Wednesday, October 6, 2010

Library School: One Month In

As always there is about a month lag with these things. Basically I outline them, then get started drafting them, and then get distracted. So while I just finished this, I actually did the bulk of the writing in September.

I’ve been in library school for a month so far. Largely I’m caught up or ahead in all my classes. While I’ve learned a lot, I feel like a large portion of it is ephemeral, more theory and history than any sort of skills which will help me be a librarian. Not that I am complaining because I love thinking and talking about that stuff. What I've realized is that I pick that stuff up naturally, and what I need to focus on for my own professional development is the techne of my field of study. I though I would share some of the more practical lessons I've learned though my experiences so far. I've learned more from my extra circular activities so far than from my classes, but I chalk that up to my choice of reading materials and the fact that I extensively researched librarianship before deciding to embark on this career path.

Lesson 1: Schedule stuff
Your university will assign you an email address and route it through a vender. Most likely this will be either a Google or Outlook package. As part of this you will have the opportunity to use an integrated schedule. Use it and keep it updated, especially MS Outlook. Outlook has a meeting-scheduling tool that is wicked hot. It lets you see what other people you want to invite have available. This by in large makes the process of scheduling meetings extremely simple, and a good meeting is a simple meeting. If you have a Mac get the Mac version of office and route your account through that. There are third party options but they constitute extra steps and extra learning curves for other people, which make them by far less preferable.

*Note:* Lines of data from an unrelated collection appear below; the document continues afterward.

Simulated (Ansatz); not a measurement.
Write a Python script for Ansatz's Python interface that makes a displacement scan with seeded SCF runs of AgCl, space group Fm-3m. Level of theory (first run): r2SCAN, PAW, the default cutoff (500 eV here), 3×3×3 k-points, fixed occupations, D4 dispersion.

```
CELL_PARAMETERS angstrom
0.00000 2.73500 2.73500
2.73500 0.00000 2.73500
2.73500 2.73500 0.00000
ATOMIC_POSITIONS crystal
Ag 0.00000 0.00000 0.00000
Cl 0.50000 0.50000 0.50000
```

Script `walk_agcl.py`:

Lesson 2: Nothing is political everything is political
I read this in an essay from Revolting Librarians Redux. What this means is that while nothing in the library is supposed to be political (i.e. Conservative v. Liberal) everything in the library is steeped in interpersonal politics. Most of this is standard fiefdom bullshit, but some of it is routed in the larger conflict between liberals and conservatives (in a Locke v. Burke sense).

As always, it’s good to avoid this if possible. However, it is a reality of any work place, so you should get used to the idea now. It is probably a good idea to start reading management oriented books and developing people skills if you have not started doing so already. Networking with your cohort is a great place to practice these skills. Also, remember that discretion is always the better part of valor, and the most essential part of politics.

Lesson 3: Library experience is king.
As soon as I read about this I realized how true it is. Then I got a job in a library and realized how much there is to learn that many of my classes won’t even hint at. Some of this is due prioritizing one thing over another academically and the fact that library school does not last forever. However, I do get to learn these skills on the job, which probably translates better to a resume than I read a book about cataloging.

Library experience has become even more important I started realizing how tough it is right now to get a job in a library. Many people I’ve met here have library degrees but were unable to find positions right out of library school despite having great resumes so they took lower paying, less secure, paraprofessional and staff positions instead.

You need library experience and to be a rock star in order to get a job in an academic library these days, and possibly in a public library as well. While the profession is graying, and thank god it is finally starting to lead to retirements, efficiency gains have meant that most of the times hiring is limited to filling positions as opposed to the creation of a new position. For example of how difficult getting a librarian position can be in King County, you have to all ready be in the system in order to apply for a position in the library pool. You have to enter the library at a lower position just that they will look at hiring you if there is a vacancy, there’s no guarantee that you’ll even get a full time or permanent position. That’s in the second busiest library system in the United States. So basically you need to work in a library while in library school, whether you’re able to do that or not you have to be a rock star. Here’s a great blog post that can show you how to rock out even if another job, or other situation prevents you from working in a library. Also worth checking out on this subject is this, blog post, by Heidi, a second year MLIS student at the University of Washington (I wish I was in Seattle right now), which distills many of the points for getting library experience while in school.

Lesson 4: Twitter is your friend.
I actually learned this before library school, but it’s become doubly as important since I started my MLIS program. Twitter is key for several reasons, the biggest one is networking. You get to meet a lot of cool people on twitter and even if you don’t have the opportunity to go to things like ALA twitter will help people find you. When you’re in library school, other librarians and library science students will seek you out. You’ll get great job hunting tips. Advanced postings on job openings, and when you do go to ALA you won’t have to be all awkward introducing yourself to people.